Monday 19 September 2016 12:01 am

Government will miss property targets without housing association reform, says think tank

The government will miss its housing targets unless housing associations are able to build more homes, a leading think tank has revealed.

Limitations on the number of homes which can be built privately and strict regulations on housing associations mean that the government will not be able to meet its goal of creating one million new homes by 2020, according to new research by Policy Exchange.

The think tank has called for a reform of the current housing association model, making top performers exempt from social rent reductions, giving tenants the right to part buy, and incentivising associations to build in excess of 100,000 homes per year. Under the current model, housing associations build an average of 50,000 homes each year, but only 10 per cent of these are eligible for market sale. Meanwhile, private housebuilders can only 140,000 new homes a year as a result of planning constraints and their ‘build to sell’ model.

“The government needs to urgently move away from a one size fits all policy towards housing associations if it is to meet its target of one million new homes by 2020,” said Policy Exchange’s Chris Walker, the author of the report. “A new settlement will give well run housing associations freedom to run their own organisations in the most efficient manner, incentivising them to borrow to build and providing opportunities for people on low incomes to become part of the property owning democracy.”
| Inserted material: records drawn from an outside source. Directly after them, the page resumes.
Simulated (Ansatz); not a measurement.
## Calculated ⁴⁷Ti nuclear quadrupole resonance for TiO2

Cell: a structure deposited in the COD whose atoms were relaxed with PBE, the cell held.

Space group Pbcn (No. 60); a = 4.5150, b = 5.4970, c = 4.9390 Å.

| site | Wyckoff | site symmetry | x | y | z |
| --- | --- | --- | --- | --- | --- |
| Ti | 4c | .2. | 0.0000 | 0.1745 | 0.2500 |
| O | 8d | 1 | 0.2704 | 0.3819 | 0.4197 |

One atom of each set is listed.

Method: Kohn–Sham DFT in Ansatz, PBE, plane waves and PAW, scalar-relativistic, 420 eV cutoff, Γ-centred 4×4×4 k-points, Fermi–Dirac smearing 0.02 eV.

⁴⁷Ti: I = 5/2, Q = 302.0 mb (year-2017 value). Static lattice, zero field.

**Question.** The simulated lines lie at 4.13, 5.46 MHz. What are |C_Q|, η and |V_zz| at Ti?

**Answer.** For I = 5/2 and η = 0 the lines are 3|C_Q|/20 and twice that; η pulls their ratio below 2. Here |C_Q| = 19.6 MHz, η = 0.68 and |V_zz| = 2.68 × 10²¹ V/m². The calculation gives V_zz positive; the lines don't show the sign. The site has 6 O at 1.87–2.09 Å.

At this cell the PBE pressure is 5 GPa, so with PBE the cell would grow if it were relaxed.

The think tank has proposed that largest housing associations should be allowed to sign individual Housing Deals with the government, which would commit them to building tens of thousands of affordable market homes over the next few years.

Five leading housing associations have backed the proposal, claiming that it would help to ease the current housing crisis and boost revenues by allowing the associations to target equity investment and develop around 50 per cent of homes for the open market.